The MOMA (Modeling integrated nano structured energetic Materials) PUF project, based on a partnership between University of Texas at Dallas and the Centre National de la Recherche Scientifique, has led to significant discoveries relating to the modelling of energetic materials, a new international lab focusing on nanotechnology, and gathered a team of 16 French and American faculty members and 26 students.
The project was coordinated by Dr. Alain Estève, Researcher at the Laboratory for Analysis and Architecture of Systems (LAAS), a CNRS research unit in Toulouse, France, and by Dr. Yves Chabal, who is Professor of Materials Science, director of the Laboratory for Surface and Nanostructure Modification (LSNM) and Head of the department of Material Sciences and Engineering at the University of Texas at Dallas. Since its inception in 2009, MOMA has united an interdisciplinary group of 42 French and American chemists, physicists, material scientists, and electrical engineers from CNRS-University of Toulouse, UT Dallas, and University of Southern California to launch new research platforms for nanotechnology in the 21st century.
PUF funding from 2009-2013 allowed for this transatlantic exchange around research and education and has also supported much international travel essential to the partnership. Twelve members of the teams embarked on international exchanges that enhanced collaboration, and allowed them to perform experiments and produce publications as a cohesive group.
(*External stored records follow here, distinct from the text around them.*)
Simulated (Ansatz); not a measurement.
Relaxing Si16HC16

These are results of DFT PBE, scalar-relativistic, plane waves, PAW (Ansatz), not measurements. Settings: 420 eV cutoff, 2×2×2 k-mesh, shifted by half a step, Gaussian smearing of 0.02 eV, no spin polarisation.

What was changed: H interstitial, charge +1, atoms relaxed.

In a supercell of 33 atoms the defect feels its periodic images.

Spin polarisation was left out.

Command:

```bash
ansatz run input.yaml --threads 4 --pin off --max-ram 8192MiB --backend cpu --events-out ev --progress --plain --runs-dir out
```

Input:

The partnership has already produced five international joint publications, with one in Nature Materials and another in ACS Applied Materials & Interfaces. MOMA also received a Chateaubriand grant from the French Embassy. One of the main outcomes of this partnership is the creation of ATLAB (Atomically Precise Nano-Engineering Laboratory), an International Associated Laboratory (CNRS program), in 2013. This “laboratory without walls” will help the teams pursue their joint nanotechnology research in order to shed light on the possibilities for expansion of nanoenergetic systems.
Their collaboration will also be supported through a competitive NSF-ANR grant, which will allow the teams to push their important work on nonlaminate reactive interfaces forward.